Video by: Erick Herrarte, Anita Wilhelm, and Nathan Good
Caterpillar Mobile : Corporate Overview : Camera Phone Challenge (site)
Cofounder
UC Berkeley : Final Presentation (.pdf) : Design Documentation (site)
Final Master’s Thesis (Partner: Erick Herrarte)
Zooke is a mobile scavenger hunt framework that allows users to explore the city through interacting with user created challenges. Using the notion of a ‘challenge’ as a social object, Zooke allows participants to create ‘challenges’ for different degrees of friends or family. Enabling players to experience their environments in new and interesting ways, both physical and social boundaries are questioned as friends and family members challenge one another to document interesting moments or figures along their daily paths. Completing challenges by submitting mobile photos, community members rate how well completion was obtained.
Zooke, as seen in the above video, was my master’s these project at the iSchool at Berkeley. As a finalist in Vertex innovators challenge, a competition between Standford and Berkeley engineering schools, it received an initial sum of investment from a venture capitalist (associated with Redpoint Ventures) and we were able to work to produce a commercial version of the system, on the web and with mobile clients for the following three years.
Caterpillar Mobile was dedicated to creating immersive play experiences with your mobile devices. Our mantra, Mobile Media Fun, exemplified our belief that new forms of media production and creation could be used playfully to help users enjoy their lives more, while looking at the world a little bit differently. Our beliefs that learning, discovery, and exploration happen thoughout life, not only while sitting in straight rows of chairs in a classroom, were at the pinnacle of the ideas that continued to brew within Caterpillar Mobile. While the Zooke platform was our first project, we discussed and concepted a number of additional extensions which would lie on top of this foundational system. As the development of the commercial mobile ecosystem proved slower than originally anticipated, we decided eventually to discontinue our commercial pursuits, but to employ our ideas and thinking through a non-profit setting.

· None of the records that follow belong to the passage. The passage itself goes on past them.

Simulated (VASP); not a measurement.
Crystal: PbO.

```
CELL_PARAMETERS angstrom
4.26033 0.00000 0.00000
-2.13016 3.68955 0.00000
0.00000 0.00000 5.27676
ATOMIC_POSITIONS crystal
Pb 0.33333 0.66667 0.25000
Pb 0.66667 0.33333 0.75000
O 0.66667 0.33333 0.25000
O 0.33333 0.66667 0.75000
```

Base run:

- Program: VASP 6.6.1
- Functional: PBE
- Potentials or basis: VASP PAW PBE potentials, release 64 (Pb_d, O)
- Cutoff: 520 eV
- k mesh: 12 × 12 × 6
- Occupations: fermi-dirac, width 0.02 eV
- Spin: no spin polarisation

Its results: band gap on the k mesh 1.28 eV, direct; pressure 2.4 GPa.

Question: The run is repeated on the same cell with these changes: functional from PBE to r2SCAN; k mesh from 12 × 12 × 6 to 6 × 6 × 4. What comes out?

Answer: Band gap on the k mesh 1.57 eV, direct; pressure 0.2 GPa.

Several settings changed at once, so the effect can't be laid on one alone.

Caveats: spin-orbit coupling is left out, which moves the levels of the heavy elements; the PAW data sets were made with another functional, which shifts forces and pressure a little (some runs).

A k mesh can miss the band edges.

As a part of one of the first National Science Foundation grants dedicated to exploring the use of mobile technologies in informal learning settings, Zooke was regarded as a great tool for experimentation in informal learning strategies. As such, we returned Zooke to its home in education and implemented a modified version of the platform for the “Science Now, Science Everywhere” initiate in the Liberty Science Center, released at their reopening in July 2007. As a children’s learning tool and mobile tour guide The Camera Phone Challenge (as it was now called) was used throughout the museum from July, 2007 – Sept, 2010. Removing the “participatory” challenge creation, we allowed the Science Center complete control over the narrative and direction of their visitors paths and scavenger hunt throughout the museum. Automatic participant photo aggregation made the tool especially useful for classroom visits to the science center, as teachers could access the galleries of students photos to formulate continued curriculum upon their return.
Since, Zooke, we have seen similar products such as SCVNGR recently appear in the commercial ecosystem. We like to think some of this initial research, was influential in the direction of these emerging products.